Some switches let you transmit traffic out of the span port so it can be used as a network port. But you shouldn't use that feature, because you're injecting traffic into the traffic flow you're monitoring and could overrun the switch's capacity. Use a separate network port to send/ receive traffic.

Network taps sit in-line with the physical network and transparently pass electrical or optical signals through while shunting traffic off to an external port. Typically, network taps will forward traffic to the monitor port only when the tap is powered; otherwise, it will pass traffic through the wire but not out of the monitor port, so in the event of a power outage, your network won't be affected. Although a network tap has the distinct advantage of mirroring the physical signal to a monitor port so you can see all errors from Layer 1 on up, you can't just plug the monitor link into any old NIC and expect to see all traffic.

Network Tap to a Span Port

click to enlarge

Remember: On full duplex connections, a network tap turns both the A (transmit) and B (receive) wire pairs into transmit pairs. The NIC in your desktop is going to collect only on the receive pair, not the transmit pair, so you'll see only half the traffic.

There are two ways to work around this problem if you're using fiber. If your OS and NIC support interface binding, feed one fiber interface into one fiber NIC, and the second fiber interface to a second fiber NIC. Then, bond the two NICs together to form a virtual interface and use that interface for protocol analysis.If you lack bonding NICs and/or drivers and OS support, an alternate method for getting both directions of traffic is to feed one fiber interface into a switch port, feed the second fiber interface into a second switch port, then span both to a mirror port. Of course, you'll have to make sure your aggregate traffic doesn't devour your bandwidth, but we've used this method successfully with a Cisco Catalyst 2914.A well-designed test plan is essential if you want usable results when evaluating multiple products. Like a seasoned carpenter who measures twice and cuts once, you'll find that most of your conceptual thinking and problem-solving happens during the development of the test plan. You'll set the goals of the testing, work out the network design, determine the resources needed, and create a checklist of metrics and their measurements.

To begin, write a problem statement and list the features you require in order of importance. If you started the purchase process with an RFI (Request for Information) or RFP (Request for Proposal), some of this work may be done. The features you want to test are goals to be achieved.

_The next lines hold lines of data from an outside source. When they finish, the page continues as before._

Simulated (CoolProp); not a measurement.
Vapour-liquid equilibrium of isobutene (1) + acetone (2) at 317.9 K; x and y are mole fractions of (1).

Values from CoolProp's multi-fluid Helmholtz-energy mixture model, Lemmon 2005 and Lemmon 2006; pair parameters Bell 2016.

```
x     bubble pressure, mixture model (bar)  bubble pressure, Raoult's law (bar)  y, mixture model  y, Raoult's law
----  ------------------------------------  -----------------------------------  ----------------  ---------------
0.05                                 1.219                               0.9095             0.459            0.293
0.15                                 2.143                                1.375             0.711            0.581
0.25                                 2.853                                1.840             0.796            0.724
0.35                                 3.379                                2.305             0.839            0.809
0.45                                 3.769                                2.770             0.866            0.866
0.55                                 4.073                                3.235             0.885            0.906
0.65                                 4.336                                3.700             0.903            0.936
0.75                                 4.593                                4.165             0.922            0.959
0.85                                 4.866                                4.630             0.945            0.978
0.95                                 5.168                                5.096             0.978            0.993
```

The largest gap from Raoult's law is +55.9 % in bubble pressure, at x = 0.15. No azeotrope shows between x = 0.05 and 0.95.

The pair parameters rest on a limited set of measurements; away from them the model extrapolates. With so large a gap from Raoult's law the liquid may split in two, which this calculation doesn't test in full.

Next, assign measurement metrics to each testing goal. Determining the measurement metrics can be as straightforward as deciding whether to measure in bits per second, sessions per second, sustained sessions, latency or some combination of these. Softer metrics, such as testing integration, will depend on what you're trying to accomplish. For example, you could state that criteria for "good integration" include a well-defined API and support for multiple protocols.

Design your test bed and include all supporting hardware and software. Establish your addressing and routing. Try to make the test mirror your designated installation as closely as possible. For example, if a system under test (SUT) is commonly sandwiched between two routers, put the routers into your test bed.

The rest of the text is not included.